I previously discussed various types of defects exposed via application of the boundary value analysis testing technique including a repaint problem, a casting problem, and a wrapping problem. While the minimum and maximum physical linear boundaries of a parameter are often easy to identify, it is surprisingly more difficult to identify boundary conditions within the minimum and maximum range especially if the tester does not adequately decompose the data. This week I will discuss another boundary defect that is often hidden below the user interface, but could be exposed using boundary value analysis testing at the unit level.

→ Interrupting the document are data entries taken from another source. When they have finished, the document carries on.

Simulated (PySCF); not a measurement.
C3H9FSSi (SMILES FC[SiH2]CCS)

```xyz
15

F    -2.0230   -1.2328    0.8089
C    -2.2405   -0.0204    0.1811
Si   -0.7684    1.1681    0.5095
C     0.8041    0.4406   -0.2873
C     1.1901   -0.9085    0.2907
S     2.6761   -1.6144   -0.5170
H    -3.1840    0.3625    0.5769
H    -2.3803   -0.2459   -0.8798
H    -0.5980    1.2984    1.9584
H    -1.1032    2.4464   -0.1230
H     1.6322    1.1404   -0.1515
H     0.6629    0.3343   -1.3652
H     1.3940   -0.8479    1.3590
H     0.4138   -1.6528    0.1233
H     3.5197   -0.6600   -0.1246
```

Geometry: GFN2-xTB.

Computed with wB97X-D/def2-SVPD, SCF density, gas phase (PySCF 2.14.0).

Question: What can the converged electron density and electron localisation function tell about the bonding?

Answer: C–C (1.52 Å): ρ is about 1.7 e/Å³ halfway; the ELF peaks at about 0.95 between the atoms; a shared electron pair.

Loops are common structures in software, and (depending on the programming language) are susceptible to boundary defects. Boundary value analysis of a loop structure involves (at a minimum) bypassing the loop, iterating through the loop one time, iterating through the loop 2 times, iterating through the loop the maximum number of times and one minus the maximum number of times, and finally trying to exceed the maximum number of iterations through a loop structure by one time. (This is the min -1, min, min +1, max -1, max, and max +1 analysis of the boundary conditions.)

For example, the following method counts the number of characters in a string (actually, it counts the number of Unicode character code points in a string). To boundary test this method we would need to bypass the loop once by passing an argument of an empty string (minimum -1), then a string of one character "a" (minimum), and a string of 2 characters "ab" (minimum +1). Next, we would test the maximum range with a string of 2,147,483,646 characters (maximum -1), 2,147,483,647 characters (maximum) and 2,147,483,648 characters (maximum +1). The ToCharArray method will copy a maximum number of Unicode characters from a string to a character array equal to a signed 32-bit int type. So, passing this method a string of 1,073,741,824 Unicode surrogate pair characters the actual number of Unicode characters will be 2,147,483,648 which will throw the out of range exception. (This happens to be a common error. Many developers assume one character == one byte or one UTF-16 Unicode code point value.)

         private static int GetCharacterCount(string myString)
        {
            try
            {
                char[] cArray = myString.ToCharArray();
                int index = 0;
                while (index < cArray.Length)
                {
                    index++;
                }
                return index;
            }
            catch (ArgumentOutOfRangeException)
            {
                throw;
            }
        }

However, it is sometimes difficult to identify the boundaries of looping structures unless the tester is familiar with the programming language and/or data types. In the above example, if the tester is not aware of Unicode encoding patterns (especially surrogate pair encoding) and simply tests the physical extreme boundary conditions using only ASCII characters the method will appear to return the correct number of characters in a string up to and including the maximum length of 2,147,483,647 characters. But, passing a string of 2,147,483,647 characters in which even one character in that string is a surrogate pair will cause the ToCharArray method to throw the out of range exception.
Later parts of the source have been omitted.